Colonel R. Taylor discovered a clay prism in ancient Nineveh in 1830. The six-sided prism contains 500 lines of text written in the Akkadian language describing the exploits of King Sennacherib (705-681 BC). Dated to 689 BC, it is only 15” x 5.5”. Of Biblical significance is Sennacherib’s account of his invasion of Judah and siege of Jerusalem in 701 BC. The prism reads:
Because Hezekiah, king of Judah, would not submit to my yoke, I came up against him, and by force of arms and by the might of my power I took 46 of his strong fenced cities; and of the smaller towns which were scattered about, I took and plundered a countless number. From these places I took and carried off 200,156 persons, old and young, male and female, together with horses and mules, asses and camels, oxen and sheep, a countless multitude; and Hezekiah himself I shut up in Jerusalem, his capital city, like a bird in a cage, building towers round the city to hem him in, and raising banks of earth against the gates, so as to prevent escape… Then upon Hezekiah there fell the fear of the power of my arms, and he sent out to me the chiefs and the elders of Jerusalem with 30 talents of gold and 800 talents of silver, and diverse treasures, a rich and immense booty… All these things were brought to me at Nineveh, the seat of my government.
Notice what Sennacherib does not mention: the defeat of Jerusalem. He besieged the city and took away booty, but did not defeat it. According to the Bible, God sent an angel into the Assyrian camp during the night and killed 185,000 Assyrian soldiers, causing Sennacherib to retreat.

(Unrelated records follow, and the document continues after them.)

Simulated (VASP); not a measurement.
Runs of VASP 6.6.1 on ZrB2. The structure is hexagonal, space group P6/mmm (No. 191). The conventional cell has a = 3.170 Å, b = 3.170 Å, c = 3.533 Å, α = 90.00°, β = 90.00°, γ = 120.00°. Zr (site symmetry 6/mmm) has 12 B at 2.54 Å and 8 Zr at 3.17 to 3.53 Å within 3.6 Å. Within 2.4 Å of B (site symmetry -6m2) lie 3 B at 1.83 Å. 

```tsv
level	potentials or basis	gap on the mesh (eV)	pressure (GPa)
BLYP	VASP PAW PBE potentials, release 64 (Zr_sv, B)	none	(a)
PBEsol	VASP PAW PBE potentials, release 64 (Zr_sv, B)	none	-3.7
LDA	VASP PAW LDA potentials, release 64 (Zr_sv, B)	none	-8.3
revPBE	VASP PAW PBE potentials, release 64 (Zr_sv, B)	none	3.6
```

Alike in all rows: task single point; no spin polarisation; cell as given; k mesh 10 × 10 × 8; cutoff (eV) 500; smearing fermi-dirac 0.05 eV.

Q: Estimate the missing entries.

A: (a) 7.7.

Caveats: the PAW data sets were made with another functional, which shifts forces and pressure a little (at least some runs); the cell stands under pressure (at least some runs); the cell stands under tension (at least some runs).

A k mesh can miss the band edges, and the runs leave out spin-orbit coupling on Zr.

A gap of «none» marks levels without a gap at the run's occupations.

Sennacherib Murdered by his own sons
2 Kings 19:37 Now it came to pass, as he (Sennacherib) was worshiping in the temple of Nisroch his god, that his sons Adrammelech and Sharezer struck him down with the sword; and they escaped into the land of Ararat. Then Esarhaddon his son reigned in his place.”
Isaiah’s prophecy came to pass 20 years later. This exact account was discovered on a clay tablet (in The British Museum): “On the twentieth day of the month Tebet Sennacherib king of Assyria his son slew him in rebellion… Esarhaddon his son sat on the throne of Assyria.’”
There is a problem with the reconciling the Biblical and extra-biblical dating. According to 2 Kings 18:10 Samaria fell in the 9th year of Hoshea’s reign, and 6th year of Hezekiah’s reign. Then 18:13 says Sennacherib invaded the fortified cities of Judah in Hezekiah’s 14th year. That’s only 8 years later, which would be 714 BC, not 701 BC as we know from extra-biblical sources. It could not have been much earlier than 701 BC because Sennacherib did not begin to reign until 705. One solution is to understand the Biblical text to refer to the time that Sennacherib began his campaigns against Judah’s fortified cities, not the time at which Lachish fell, or the time at which Hezekiah was corresponding with Sennacherib at Lachish. This would explain how Hezekiah was able to accomplish all the preparations described in 2 Chron 32:2-6,32. He didn’t begin preparing in 701 BC (his 27th or 28th regal year), but in his 14th.